Authorities in northern China have arrested five people accused of starving and beating workers at a brick kiln to keep them enslaved, state media reported Monday.

The suspects were arrested for "illegally holding and deliberately injuring laborers ... and forcing them to do highly intensive manual labor," the official Xinhua News Agency said.

The five include the kiln boss, the foreman and three others, Xinhua said. It said police are looking for three more people in connection with the case, which has shocked China and exposed links between Communist Party officials and the kiln owners.

A man who answered the telephone at the Shanxi provincial public security bureau confirmed the arrests but would not give any details.

Heng Tinghan, the foreman, accused of using slave workers since March, was captured in central China's Hubei province Saturday night after a nationwide hunt.

Heng, 42, had become the chief suspect in the scandal after state media said a worker died at the kiln he oversaw, running photos of workers with their skin rubbed raw or severely burned.

Heng lured 31 rural laborers from railway stations of neighboring Henan and Shaanxi provinces, as well as Shanxi province, Xinhua said. He allegedly offered to help them find jobs then forced them to work in the brick kiln at Hongtong, a county in Shanxi.

Heng contracted the kiln from Wang Bingbing, the kiln boss, and the workers suffered harsh conditions, Xinhua said.

"The laborers were forced to work long hours on poor food. Dogs were hired to prevent them from escaping," the report said. "Many were burnt as they worked in the hot kiln."

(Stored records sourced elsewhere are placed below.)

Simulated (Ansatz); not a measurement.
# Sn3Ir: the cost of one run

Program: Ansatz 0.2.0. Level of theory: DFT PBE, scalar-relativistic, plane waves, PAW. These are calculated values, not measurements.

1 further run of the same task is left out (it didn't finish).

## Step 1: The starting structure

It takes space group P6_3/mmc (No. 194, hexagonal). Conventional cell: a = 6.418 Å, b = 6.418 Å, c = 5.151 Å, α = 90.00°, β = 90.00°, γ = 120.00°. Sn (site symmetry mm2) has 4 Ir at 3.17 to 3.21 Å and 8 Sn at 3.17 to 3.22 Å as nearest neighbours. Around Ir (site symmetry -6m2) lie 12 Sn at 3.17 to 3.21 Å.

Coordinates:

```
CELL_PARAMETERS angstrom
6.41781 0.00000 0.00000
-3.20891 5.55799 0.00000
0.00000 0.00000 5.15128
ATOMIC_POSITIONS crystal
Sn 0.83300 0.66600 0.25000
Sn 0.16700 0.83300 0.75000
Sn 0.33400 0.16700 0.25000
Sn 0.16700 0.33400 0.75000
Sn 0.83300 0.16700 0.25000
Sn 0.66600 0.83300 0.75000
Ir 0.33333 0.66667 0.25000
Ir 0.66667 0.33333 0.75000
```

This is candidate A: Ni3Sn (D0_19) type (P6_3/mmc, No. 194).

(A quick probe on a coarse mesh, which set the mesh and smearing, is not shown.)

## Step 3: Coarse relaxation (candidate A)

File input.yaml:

On Sunday, Xinhua also said that another 20 slave laborers at brick kilns and other illegal workplaces in Shanxi had been freed, bringing the total of laborers released in Shanxi and Henan to 568.

More than 20,000 police were deployed in Shanxi alone to raid suspected illegal workplaces, with 168 people detained for running illegal kilns and mines there and in Henan.

The use of slave workers came under the spotlight in part because of an open letter posted online signed by a group of 400 fathers appealing for help in tracking missing sons they believed were sold to kiln bosses.

The fathers accused Henan and Shanxi authorities of ignoring them or even protecting the kilns and human traffickers, saying about 1,000 children were being forced to work at kilns under conditions of extreme cruelty.

Xinhua said Wang Dongji, a Communist Party branch secretary at a village in Shanxi, was being investigated after his son was found to be an owner of a kiln where 32 people were starved, beaten and forced to work 14 hours or more a day.